Abstract

This paper presents an effective cost aggregation strategy for dense stereo matching. Based on the guided image filtering (GIF), we propose a new aggregation scheme called Pervasive Guided Image Filtering (PGIF) to introduce weightings to the energy function of the filter which allows the whole image pair to be taken into account. The filter parameters of PGIF are calculated as two-dimensional convolution using the bright and spatial differences between the corresponding pixels, which can be incrementally calculated for efficient aggregation. The complexity of the proposed algorithm is O(N), which is linear to the number of image pixels. Furthermore, the algorithm can be further simplified into O(N/4) without significantly sacrificing accuracy if subsampling is applied in the stage of parameter calculation. We also found that a step function to attenuate noise is required in calculating the weights. Experimental evaluation on version 3 of the Middlebury stereo evaluation datasets shows that the proposed method achieves superior disparity accuracy over state-of-the-art aggregation methods with comparable processing speed.

1. Introduction

Stereoscopic vision is less invasive and valuable for many applications, such as 3D reconstruction and environmental detection of autonomous vehicles, as it relies only on pairs of images captured from different perspectives. In stereo vision systems, stereo matching algorithms are critical for correct and accurate disparity estimation, finding corresponding pixels in matching images for each pixel in the reference image.

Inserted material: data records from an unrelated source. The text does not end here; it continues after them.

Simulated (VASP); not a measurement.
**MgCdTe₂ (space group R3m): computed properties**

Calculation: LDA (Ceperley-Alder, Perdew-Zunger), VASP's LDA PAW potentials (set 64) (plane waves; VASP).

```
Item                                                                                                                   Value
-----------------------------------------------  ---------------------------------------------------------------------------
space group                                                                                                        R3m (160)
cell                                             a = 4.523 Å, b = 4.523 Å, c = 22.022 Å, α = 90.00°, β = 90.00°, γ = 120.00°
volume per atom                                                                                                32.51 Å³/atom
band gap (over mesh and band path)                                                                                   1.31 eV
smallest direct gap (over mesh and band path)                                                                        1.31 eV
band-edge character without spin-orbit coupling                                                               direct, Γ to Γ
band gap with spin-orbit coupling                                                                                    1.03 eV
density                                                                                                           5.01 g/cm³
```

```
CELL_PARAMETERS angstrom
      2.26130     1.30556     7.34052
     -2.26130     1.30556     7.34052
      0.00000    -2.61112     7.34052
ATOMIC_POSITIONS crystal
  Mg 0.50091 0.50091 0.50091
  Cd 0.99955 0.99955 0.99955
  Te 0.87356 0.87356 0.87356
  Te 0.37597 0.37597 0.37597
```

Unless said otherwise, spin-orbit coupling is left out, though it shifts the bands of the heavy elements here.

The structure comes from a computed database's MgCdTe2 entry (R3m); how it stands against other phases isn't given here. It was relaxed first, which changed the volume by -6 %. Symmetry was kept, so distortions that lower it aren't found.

According to [1], dense stereo matching algorithms fall into two categories: local methods and global methods. The global methods treat disparity calculations as a minimization problem, where the objective function consists of a measurement part and a penalty part. The measurement part indicates the similarity between the slice on the pair of images and the penalty part to suppress the change in disparity. Representative global methods include Belief Propagation [2], Graph Cut [3], and Dynamic Programming [4]. These techniques require a lot of calculations and are not applicable for real-time applications.

In contrast, the local methods are popular for fast disparity calculations. Local approaches tackle the effects of light changes through local windows and are categorized into parametric [5] and nonparametric methods [6]. Local algorithms generally perform four stages [1]: (1) preliminary matching cost calculations, (2) cost aggregation over support regions, (3) disparity estimation, and (4) disparity refinement.

Cost aggregation plays a key role in the local stereo matching algorithms. Early approaches, such as in [7], achieved limited performances, especially in discontinues and occlusion regions. To accommodate the assumption that pixels are of similar disparity within the same aggregation windows [8], many adaptive weighting aggregation methods, such as in [911], were presented.

Recent years have seen a trend to treat the cost aggregation as image filtering. The guided image filter [12] (GIF) is able to provide superior edge profiles without gradient-reversal artifacts, and was successfully applied to cost aggregation in [13]. In order to reduce the computational load of the GIF, [14] recommends subsampling the cost and the guidance image to calculate the coefficients. Ref. [15] proposed the Weighted Guided Image Filtering (WGIF) to improve GIF by modifying the regularization term of the energy function. Besides, [16, 17] applied WGIF for stereo matching with limited performance because of the lack of pixel information outside the fixed windows.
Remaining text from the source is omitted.